A friend recently asked me “why did I get started in building bridges [between the Christian community and the LGBT community]?” It’s a fair question, so since it’s locked in my mind (but free to the one who asks me such questions) and I decided to write it out.
When I was younger so much younger than today…
The little that I knew about gay men and women was sparse, mainly it came from a perspective that wasn’t my own; my mom says, my father says, my pastor says, society says, and so on and so forth. I may have been a good little church mouse in some ways, but in hindsight I uttered “that’s so gay” in place of saying something was stupid, I also uttered (and to my present horror) the 6 words that sometimes slip out in conversations between Christians in light of something that bothers them;
Love the sinner, hate the sin.
I had a friend in my younger years who is gay, but as we got older we both drifted apart.
So up to the time I went to a 4 year university after spending 2 years in community college my mindset was still love the sinner hate the sin, but God opened a door that changed my life forever. In the first semester of attending a college primarily aimed at Christians (I don’t like using the word “Christian college”) I met some wonderful people, some of them happened to be gay men and lesbian women.
This threw the proverbial monkey wrench into the gears of my mind and heart. Up to then what I was told was that there was a lack of compatibility with being a Christian and someone who was gay, a gay Christian for what I had been told up to that point was in fact an oxymoron, to be gay and Christian wasn’t possible…or so I thought.
That was in the autumn of 2005 when I started to think for myself in this area, I didn’t come to quick “eureka” moments, it took time to sort out what I believed for myself, and not on the hinges of what I had heard up to that point.
I think the culmination of what I thought in regards to whether a gay man or a lesbian woman can be a follower of Christ happened when I was driving to school in 2010 and I was wearing a shirt that had LOVE written across of it. When I drove to school I had 26 miles between my house and school, so the commute was lengthy, which gave me time to talk to God and listen among other things. As I drove that day to school God asked me about different circles of friends of past and present that I’ve been around; high schoolers in youth ministry, my few friends, my siblings, my parents, et al….but God asked me “do you love the LGBT community?” While I did make some friends at school were gay, my love for them was at a distance, and is love really love if not acted out in a tangible way?

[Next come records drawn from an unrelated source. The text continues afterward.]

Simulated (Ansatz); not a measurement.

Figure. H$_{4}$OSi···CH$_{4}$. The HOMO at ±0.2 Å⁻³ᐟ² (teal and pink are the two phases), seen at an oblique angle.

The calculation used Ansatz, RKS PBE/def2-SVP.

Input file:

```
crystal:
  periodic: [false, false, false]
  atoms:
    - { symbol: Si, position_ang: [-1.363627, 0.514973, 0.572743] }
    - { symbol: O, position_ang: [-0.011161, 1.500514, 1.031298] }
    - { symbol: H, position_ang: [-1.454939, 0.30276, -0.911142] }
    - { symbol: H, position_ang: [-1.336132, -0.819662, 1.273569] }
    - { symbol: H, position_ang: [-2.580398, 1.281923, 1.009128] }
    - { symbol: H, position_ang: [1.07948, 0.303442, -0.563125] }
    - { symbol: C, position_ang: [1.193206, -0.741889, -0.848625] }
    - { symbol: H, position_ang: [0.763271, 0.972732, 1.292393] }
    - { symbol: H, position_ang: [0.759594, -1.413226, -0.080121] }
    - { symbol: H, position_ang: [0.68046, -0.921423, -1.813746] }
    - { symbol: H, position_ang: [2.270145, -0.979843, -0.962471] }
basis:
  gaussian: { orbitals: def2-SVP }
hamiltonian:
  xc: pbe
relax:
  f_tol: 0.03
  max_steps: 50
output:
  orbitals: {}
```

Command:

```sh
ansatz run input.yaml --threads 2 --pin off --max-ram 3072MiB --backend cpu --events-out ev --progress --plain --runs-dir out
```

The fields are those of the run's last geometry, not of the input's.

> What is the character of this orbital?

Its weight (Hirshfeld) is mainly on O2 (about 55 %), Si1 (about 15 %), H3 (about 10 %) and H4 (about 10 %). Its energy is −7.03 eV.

God didn’t give me the solution of what I should do, so I thought of one on own. I recalled a part in the book (and now movie) by Donald Miller called Blue Like Jazz to which there’s a part of the book where he shares how he had a confession booth set up during a party of sorts, but instead of people coming to him to confess, he took the time to confess to whomever came in. With that in mind, that was my original plan, and where would I have this confession booth set up? Oh, just the Chicago Gay Pride Parade.
My mind was set in having going with the confession booth idea at the Gay Pride Parade in Chicago in 2010, but then that’s where God got in the way in a good way. At that time I was working at the local library and while shelving I came across Andrew Marin’s book Love Is an Orientation: Elevating the Conversation with the Gay Community and I quickly put it on hold for myself and read it cover to cover on the same day. It gripped me deeply and since Andrew Marin and The Marin Foundation were out of Chicago I decided to get in touch.
When I got a hold of them via email I told them my intentions ala “Confession Booth” and I was told that might seem like a good idea, but it might be misunderstood, would you care to join us at the Gay Pride Parade and be apart of the “I’m Sorry Campaign”. Right then and right there I decided I would join up with them, and with some of my friends if they were interested.
For the record, the I’m Sorry Campaign, which has been the route The Marin Foundation and friends have been a presence at the Gay Pride Parade in Chicago for the last 2 years, is us taking time to talk to the people around us as well as the people walking in the parade that we’re sorry. Sorry for the way Christians have marginalized the LGBT community, sorry for the way we have acted as individuals as well as corporately, because at times Christians aren’t very Christlike and so we admit in different ways the way Christians may have afflicted the LGBT community.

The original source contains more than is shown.